1963 Studebaker Daytona Wagonaire
Linda had asked for a wagon in 1985, but I talked her into a 1961 Hawk (HER HAWK) instead. I had just completed the rebuild of my own 1961 Hawk (HIS HAWK). HER HAWK was Linda's Daily-Driver since 1985, and was starting to look a bit worse for wear and needed a rebuild. Without her Studebaker.. she would need another daily-driver.
First Look- We learned about the car at the 1989 NCSDC Tri-State Meet. Linda fell in love immediately. The deal was done. We returned 1-week later, picked the car up and drive it home.
Disassembly begins: The entire interior was gutted. The sliding roof and exterior trim is also removed. The body is sanded to remove the paint-lines from a poor re-paint (they did not remove the trim). All rusty areas are sanded to bare metal. All bare areas are epoxy primed (red)

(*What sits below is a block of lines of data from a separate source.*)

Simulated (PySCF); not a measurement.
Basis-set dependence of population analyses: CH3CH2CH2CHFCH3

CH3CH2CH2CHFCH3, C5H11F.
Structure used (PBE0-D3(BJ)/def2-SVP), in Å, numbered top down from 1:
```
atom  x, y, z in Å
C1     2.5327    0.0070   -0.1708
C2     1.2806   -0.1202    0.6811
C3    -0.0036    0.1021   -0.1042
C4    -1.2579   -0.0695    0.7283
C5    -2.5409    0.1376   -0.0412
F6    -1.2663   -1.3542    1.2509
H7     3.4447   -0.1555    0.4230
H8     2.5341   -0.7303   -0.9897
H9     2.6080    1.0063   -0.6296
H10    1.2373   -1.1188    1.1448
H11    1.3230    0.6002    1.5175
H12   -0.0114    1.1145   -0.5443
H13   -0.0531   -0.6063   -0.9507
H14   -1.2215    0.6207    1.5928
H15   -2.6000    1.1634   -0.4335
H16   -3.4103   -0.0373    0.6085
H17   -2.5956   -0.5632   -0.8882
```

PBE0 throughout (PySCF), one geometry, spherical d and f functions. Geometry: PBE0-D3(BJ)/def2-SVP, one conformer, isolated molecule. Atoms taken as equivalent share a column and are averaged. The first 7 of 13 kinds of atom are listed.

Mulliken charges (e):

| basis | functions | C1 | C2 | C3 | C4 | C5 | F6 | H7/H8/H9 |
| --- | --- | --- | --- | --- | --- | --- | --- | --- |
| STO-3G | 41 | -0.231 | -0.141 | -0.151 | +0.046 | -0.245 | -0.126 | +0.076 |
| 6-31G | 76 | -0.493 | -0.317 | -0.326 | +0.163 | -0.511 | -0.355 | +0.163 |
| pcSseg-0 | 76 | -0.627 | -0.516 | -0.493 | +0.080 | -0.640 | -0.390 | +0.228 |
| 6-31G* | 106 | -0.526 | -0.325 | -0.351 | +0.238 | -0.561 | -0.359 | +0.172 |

The holes in the floors are patched with sheet-metal. At the time, I didn't have access to a welder, so the panels were just riveted in place and sealed with waterproof sealer.
The car was primed with Lacquer-primer-surfacer, which was the recommended process at the time. All pinholes, scratches and minor dents are filled with Lacquer spot-putty.
The interior panels, door jambs, wheel wells, and tailgate area are colored first. Then the rest of the car. It takes 1 1/2 gallons of PPG Deltron Basecoat to spray 4-coats on everything.
3-coats of PPG full-Urethane Clearcoat.
The exterior trim is installed, and Linda begins the interior work. The door panels were in descent condition, but the carpet needed replacement, and the bottom of the doors dyed.
We worked a pretty long day... but had the car assembled in about 1 evening. She was our Meet Car for several years. We could haul anything we wanted.
She really loved her wagon. Sadly, when HER HAWK was completed, and shortly after our son was born... the need for a more "modern" car arose. The wagon was parked for a couple years, and eventually sold.